Riga was where it all happened
Nine years ago, it would have been hard to imagine I'd travel the world with the boy in the pink shirt.
It happened by chance - one Saturday night, I had some friends over when a carload of boys I'd never met before pulled up outside my house.
(This isn't as bad as it sounds - give me a minute.)
They were boyfriends of friends, and friends of theirs, on their way back from town to far-flung, exotic locales.
Among them was somebody fairly striking - he might have been beard- free back then, but he still had the height, and as I mentioned before, had made some fairly bold styling choices given we were teenagers in Southland.
Mark and I spent a bit of time chatting that night, but being the social butterfly I was, I was busy having a mingle and didn't think too much of it. Subsequently my initial impressed first glance wasn't followed up on.
We became friends instead.
Most weekends the crew I was with was hanging about with his. Then we all headed off to different universities, catching up on the odd weekend when we visited between Christchurch and Dunedin or on semester breaks.
After Mark transferred down to Otago, we ended up flatting together. But close quarters flung any notion of romance out the window - or at least put it on hold.
(If I'm honest, my bossiness - ahem - probably put him off. I know the trail of mess from the bottom of the stairs upwards sure left a lot to be desired from my point of view . . .)
Four years later, in my last year of university, we started dating.
Since then, we've spent a year apart doing long distance.
In Mark's final year of uni, I was in Timaru mastering the art of shorthand and learning how to piece together a decent yarn, under the watchful tutelage of the unrivalled Pete and Janine.
After that, we moved back home and into our own place, where we started started saving for our OE: difficult to do, when you were lucky enough to be among the fantastic group of friends we made during our time back down south.
We both faced the hard task of saving goodbye to those friends - not to mention our families - when we left for South America, en route to London.
We both faced the arduous job of finding work in a city we've seen spit out others.
We both faced the lonely nights of being so far from home, and the morning-afters of nights with new friends that made that distance easier to bear.

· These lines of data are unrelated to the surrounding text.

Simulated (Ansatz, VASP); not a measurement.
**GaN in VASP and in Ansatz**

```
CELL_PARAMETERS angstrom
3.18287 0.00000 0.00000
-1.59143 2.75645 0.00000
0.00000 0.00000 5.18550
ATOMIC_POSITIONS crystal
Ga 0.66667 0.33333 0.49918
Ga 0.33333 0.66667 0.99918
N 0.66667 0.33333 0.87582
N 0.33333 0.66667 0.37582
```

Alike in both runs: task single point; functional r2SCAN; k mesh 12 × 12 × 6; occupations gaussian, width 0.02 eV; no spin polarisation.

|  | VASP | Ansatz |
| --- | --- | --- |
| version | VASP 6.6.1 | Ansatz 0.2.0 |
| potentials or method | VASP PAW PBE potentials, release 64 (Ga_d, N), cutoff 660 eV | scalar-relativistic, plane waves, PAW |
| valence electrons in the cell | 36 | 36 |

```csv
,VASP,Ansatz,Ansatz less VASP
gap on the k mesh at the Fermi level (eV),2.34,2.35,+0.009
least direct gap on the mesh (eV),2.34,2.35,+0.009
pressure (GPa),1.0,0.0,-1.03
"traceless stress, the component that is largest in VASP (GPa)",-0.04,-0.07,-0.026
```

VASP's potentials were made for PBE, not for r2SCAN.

The other day, Mark and I were fondly recollecting how many adventures we have shared: as a reporter, maths isn't my strong suit; so counting the new cities we've since visited was almost more than I could cope with.
(I am only 83 per cent kidding.)
The general wisdom suggests that if your relationship can survive travelling, it's like a cockroach: able to withstand anything life throws at the pair of you.
And a nuclear fall-out.
Of them all, though, Riga - capital of Latvia - will always hold a special place in my heart.
Not just because of Saturday nights moonwalking across the street, keeping time with music blaring from big motorbikes parked up on the cobbles by their leather- clad owners, neon lights glaring.
Not just because of sun-lit cafs. Not just because of flower markets lining the streets. Not just because of the lack of tourists, and the feeling of being in a place people actually lived in, and not simply visited.
It's the place where the boy I once saw, wearing that pink shirt, proposed.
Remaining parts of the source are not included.